Yap
I went ice skating today. I only go around once a year, which means I basically forget any progress I make in not looking like a monkey when I try each time. Just as I started to remotely get the hang of it for the third time in my life, I went to take a look at all the sponsors of the rink putting ads around it. One that caught my eye was, of course, from AoPS, which is what is shown on the image:
“Does this problem make your brain FREEZE? Combine plus signs and eight 8’s to get 1,000.”
While the problem was really simple just by brute forcing and intuition that even a six or seven year old (hehe) could solve it. The ad was, after all, placed to a general audience, not a bunch of orz IMO quals.
However, out of my annoyingness, I sought to prove rigorously that the answer I got was the only possible one. I did this in my head, closing any logic holes, while at the same time figuring out how to ice skate properly (at least I was getting better at moving continuously, but my center of mass was still all over the place, so I ended up looking like a monkey anyway, but at least I never fell in the entirety of the hour I was there). So, without further ado, here’s the solution:
Actual Solution
Assume there are \(n\) numbers being added up. \(1 \leq n \leq 8\), since there are at most eight numbers, which means there is one per digit, and at least one number, which is when all the digits are in one number.

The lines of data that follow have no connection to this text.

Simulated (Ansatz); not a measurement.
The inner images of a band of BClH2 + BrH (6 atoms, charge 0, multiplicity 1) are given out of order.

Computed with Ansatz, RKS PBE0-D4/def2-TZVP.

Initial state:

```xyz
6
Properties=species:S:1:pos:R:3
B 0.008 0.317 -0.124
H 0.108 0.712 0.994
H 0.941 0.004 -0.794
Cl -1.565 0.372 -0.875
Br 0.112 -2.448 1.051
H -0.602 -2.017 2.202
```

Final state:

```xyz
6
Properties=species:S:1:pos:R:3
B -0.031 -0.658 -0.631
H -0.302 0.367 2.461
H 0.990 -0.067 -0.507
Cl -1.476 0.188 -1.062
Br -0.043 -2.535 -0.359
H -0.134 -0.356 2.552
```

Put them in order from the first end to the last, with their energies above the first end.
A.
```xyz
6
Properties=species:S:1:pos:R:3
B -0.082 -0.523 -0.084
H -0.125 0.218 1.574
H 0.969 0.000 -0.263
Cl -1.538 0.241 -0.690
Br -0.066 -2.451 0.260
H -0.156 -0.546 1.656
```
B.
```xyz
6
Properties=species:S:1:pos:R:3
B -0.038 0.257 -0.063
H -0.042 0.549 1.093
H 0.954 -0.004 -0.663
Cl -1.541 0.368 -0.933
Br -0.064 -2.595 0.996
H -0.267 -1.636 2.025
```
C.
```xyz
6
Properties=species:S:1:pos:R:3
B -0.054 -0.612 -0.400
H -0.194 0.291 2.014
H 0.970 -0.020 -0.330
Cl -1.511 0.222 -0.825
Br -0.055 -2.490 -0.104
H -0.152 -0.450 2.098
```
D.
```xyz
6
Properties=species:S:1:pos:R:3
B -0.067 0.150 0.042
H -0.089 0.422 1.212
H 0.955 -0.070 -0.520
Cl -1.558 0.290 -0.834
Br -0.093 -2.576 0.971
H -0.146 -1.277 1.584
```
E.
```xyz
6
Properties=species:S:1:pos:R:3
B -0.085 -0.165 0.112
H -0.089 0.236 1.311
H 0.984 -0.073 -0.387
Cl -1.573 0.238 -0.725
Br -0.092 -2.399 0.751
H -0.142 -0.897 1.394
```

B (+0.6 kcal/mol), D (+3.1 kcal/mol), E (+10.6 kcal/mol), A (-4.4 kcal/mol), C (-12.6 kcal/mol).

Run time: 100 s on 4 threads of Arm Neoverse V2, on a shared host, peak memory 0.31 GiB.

Now, we consider the sum mod \(10\). Since all \(n\) numbers have a units digit of \(8\) as it’s the only possible digit, and they add up to \(1000\), we get \(8n \equiv 0 \pmod{10}\). What this means is that \(8n\) is a multiple of \(10\), so it must also be a multiple of \(5\), since \(10\) is a multiple of \(5\). Since \(8\) is not a multiple of \(5\), but \(8n\) is a multiple of \(5\), then \(n\) must be a multiple of \(5\). The only multiple of \(5\) between \(1\) and \(8\) is \(n = 5\). Therefore, we have five numbers being added up.
We know that the maximum possible number is \(888\), because \(8888\) is already greater than \(1000\). If there are \(2\) or more \(888\)’s being added up, then the sum is also over \(1000\).
We wish to prove that there are not zero \(888\)’s either. Assume by contradiction that there actually are zero \(888\)’s, so the maximum possible number is just \(88\). Now, the maximum possible sum is just \(4 \cdot 88\) which is far less than \(1000\) (this is the maximum because every \(88\) is the equivalent of adding eleven \(8\)’s). Also, to verify that in my head, instead of calculating, I just saw that \(4 \cdot 88 < 4 \cdot 100 = 400 < 1000\). Therefore, there must be exactly one \(888\) being added up.
We find the remaining four numbers must add up to \(112\). We can do a similar process to find the number of \(88\)’s that must be present. If there are no \(88\)’s, then the maximum sum is \(32\), not even close to \(112\). However, if there are two or more \(88\)’s, then the sum is already over \(112\). Therefore, there must be exactly one \(88\) present.
Since there is exactly one \(888\) and exactly one \(88\), and there aren’t any higher possible numbers, the remaining three \(8\)’s are used with one \(8\) per number, filling up the remaining three numbers needed.
Therefore, the final sum is \(\fbox{888 + 88 + 8 + 8 + 8 = 1000}\). There are also \(40\) different ways to rearrange that same equation and keep it true, because it’s \(2 \cdot \frac{5!}{3!}\) (the \(5!\) is to rearrange all the five numbers being added, the \(3!\) is because we don’t care the order the individual \(8\)’s are in because it’s all the same, and the \(2\) is to make the sum on the left hand side or the right hand side).